Herbert von Karajan - A Life In Pictures
    
Classical Music Book Review By Willard Manus

"To this day, Herbert von Karajan remains the embodiment of classical music all around the word. His omnipresence in the media was held against him--by those who did not understand what his aim was. Karajan's goal in life was to take music around the globe without having to market his personal life. The publicity photos showing him with fast cars, a yacht or jet gave the superficial viewer the illusion of a private intimacy which Karajan never allowed the audience. He was a master at this balancing act, avoiding scandals and embarrassments without catering to the masses as a media character. Since his death classical music has lost a broad public space that is now occupied by the mainstream and a deluge of industrial culture productions. By contrast, Herbert von Karajan's standards of quality shine timelessly as a lodestar in the musical firmament."

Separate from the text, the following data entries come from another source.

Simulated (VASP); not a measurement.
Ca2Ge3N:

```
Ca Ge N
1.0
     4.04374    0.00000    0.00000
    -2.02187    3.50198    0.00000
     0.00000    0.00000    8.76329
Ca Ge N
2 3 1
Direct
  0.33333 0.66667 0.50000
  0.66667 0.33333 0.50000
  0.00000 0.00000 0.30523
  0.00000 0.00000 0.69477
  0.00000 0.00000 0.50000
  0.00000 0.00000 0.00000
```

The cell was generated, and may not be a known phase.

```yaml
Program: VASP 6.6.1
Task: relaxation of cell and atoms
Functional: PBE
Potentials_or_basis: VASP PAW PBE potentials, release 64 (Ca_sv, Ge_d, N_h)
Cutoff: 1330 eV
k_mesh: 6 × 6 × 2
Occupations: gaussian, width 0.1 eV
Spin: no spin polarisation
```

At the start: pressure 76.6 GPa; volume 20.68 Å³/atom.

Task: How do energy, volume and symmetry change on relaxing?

These comments by violinist Anne-Sophie Mutter can be found in the introduction to HERBERT VON KARAJAN--A LIFE IN PICTURES, a 192-page book by Jurgen Otten which has just been published by Amadeus Press to commemorate the year of Karajan's centennial (he died in 1989).

Otten, a noted German musicologist and journalist, has contributed an essay on Karajan which discusses his life and work with much erudition and affection, tracing his need for musical perfection back to his childhood in Salzburg, where he studied piano and conducting. By 1935, when he was twenty-seven, Karajan had become the youngest music director of the Aachen Theatre. To qualify for the job, he also had to join the Nazi party.

The Nazi affiliation dogged Karajan in the post-war years, but he gradually worked his way back into major posts at Bayreuth, Berlin and Vienna. He later toured the USA, made countless records and built a reputation as one of the greatest, most demanding (and controversial) conductors of all time.

All that and more are contained in A LIFE IN PICTURES, whose 189 b&w and color photos show Karajan at work and play over the course of his long, productive life. Among the many indelible portraits are those of his wives, children and such collaborators as Sviatoslav Richter, Henry Georges Clouzot, Martti Tarvela, Jose Carreras and Dietrich Fischer-Dieskau, among others. Interspersed throughout are numerous Karajan quotes, my favorite of which is this one: "The art of conducting consists in knowing when to stop conducting to let the orchestra play."